Why America Should Ditch The Global Commodities Market

Why America Should Ditch The Global Commodities Market

During the industrial period, America was the most innovative nation on the planet. We were the creators of inventions that were unheard of and the orators of accomplishments that were made of dreams. As time progressed, we successfully maintained our innovative prowess, while the rest of the world attempted to catch up, but catch up they did. Today, we are seeing the manifestation of globalization in great abundance. Nations are exporting and importing goods of every variety from every corner of the world. A positive side effect is that the citizens of nations who actively engage in global trade often enjoy a better quality of life. America has maintained the most successful economic status for many years due in-part to the presence of a large middle class. The same is happening in foreign nations. The increased global trade is giving rise to a middle class that is more educated, more determined and willing to take advantage of every possible opportunity. So what sets America apart from the rest of the world today? The answer is very little and this is why.

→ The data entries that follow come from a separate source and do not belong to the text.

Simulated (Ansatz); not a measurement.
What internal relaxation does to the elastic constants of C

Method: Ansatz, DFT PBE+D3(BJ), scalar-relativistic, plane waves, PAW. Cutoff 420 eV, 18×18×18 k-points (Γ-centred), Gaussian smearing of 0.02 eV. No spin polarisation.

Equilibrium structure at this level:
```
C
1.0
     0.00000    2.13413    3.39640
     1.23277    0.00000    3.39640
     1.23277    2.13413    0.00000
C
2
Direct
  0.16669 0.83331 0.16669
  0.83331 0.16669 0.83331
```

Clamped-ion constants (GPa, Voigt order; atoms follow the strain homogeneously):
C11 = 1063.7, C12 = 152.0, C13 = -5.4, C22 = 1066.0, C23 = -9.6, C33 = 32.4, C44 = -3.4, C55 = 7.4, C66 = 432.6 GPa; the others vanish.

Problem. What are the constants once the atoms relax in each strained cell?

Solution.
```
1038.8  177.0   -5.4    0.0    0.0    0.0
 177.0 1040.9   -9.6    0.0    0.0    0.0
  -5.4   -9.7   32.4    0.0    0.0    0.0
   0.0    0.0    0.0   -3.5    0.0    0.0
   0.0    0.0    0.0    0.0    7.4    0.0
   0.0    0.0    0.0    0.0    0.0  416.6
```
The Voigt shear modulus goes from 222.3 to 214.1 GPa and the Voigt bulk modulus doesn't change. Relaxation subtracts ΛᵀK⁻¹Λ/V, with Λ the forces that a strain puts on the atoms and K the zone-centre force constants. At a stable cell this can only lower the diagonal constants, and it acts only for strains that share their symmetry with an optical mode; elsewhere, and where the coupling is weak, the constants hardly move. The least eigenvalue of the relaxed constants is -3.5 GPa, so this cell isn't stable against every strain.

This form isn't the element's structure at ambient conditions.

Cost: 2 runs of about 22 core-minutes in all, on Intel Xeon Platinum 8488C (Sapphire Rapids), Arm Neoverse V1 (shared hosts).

While America was the first to pioneer many of the technological advances that are commonplace today, we have not yet progressed onward. Our infrastructure is aging and the nations that were categorically labeled as “developing” possess facilities that are far superior to ours. For instance, Japan owns and operates the most technologically advanced trains on the planet. Yet no more than 65 years ago, the nation laid in absolute ruin after the Hiroshima/Nagasaki bombings. With an embattled and destitute military, the country found another way to engage in the global marketplace. Desperation does indeed breed innovation, and Japan is the physical embodiment of that philosophy. So in some aspects, the U.S. has actually fallen behind. The commodities market and its manufacturers are slowly becoming the new emerging superpower nations of the world.

The lax labor laws and inexpensive human capital of countries like China, Thailand, India and Taiwan have all attracted U.S. based businesses offshore. It’s no secret that they can manufacture a product at a fraction of the cost when compared to that of an American manufacturer. To compound the issue, the standard of living in these countries is typically lower, which translates into nominal wages. In contrast, the US maintains stringent labor laws such as a national minimum wage and in some cases, employee advocacy organizations like the various unions operating within the automotive field contribute to inflated costs. In addition, the United States maintains a significantly higher standard of living (when compared to the rest of the world) and most employers incur additional costs related to employee wellness such as health-care. All these factors inflate operating costs and reduce the profit margins of American businesses, putting them at a significant disadvantage to compete with foreign-based business.

There are global challenges that are yet to be solved. Where will our next commercial fuel source come from? Why not concentrate our efforts instead on finding new creative solutions to problems that plague us as a nation such upgrading our decrepit infrastructure? If desperation breeds innovation, now is our time to innovate the same way Japan did after the war. Let the world’s emerging nations manufacture commodities. America is at the point of desperation and education is one path toward innovation that is reminiscent of the industrial period. It would be unwise to completely abandon our roots and rely only on service-based business modeling. Just as diversification minimizes excessive risk in an investment portfolio, the United States should wisely employ the same strategies when engaging in global trade. Reallocating some of our resources away from saturated, low-priced commodity markets and redirecting them to cutting edge research and development will restore America’s competitive edge. The strength and future of America is not based on manufacturing only, but on our ability to innovate, just as we did during the industrial period. Let’s concentrate our efforts toward innovation, and usher the globe into a new era.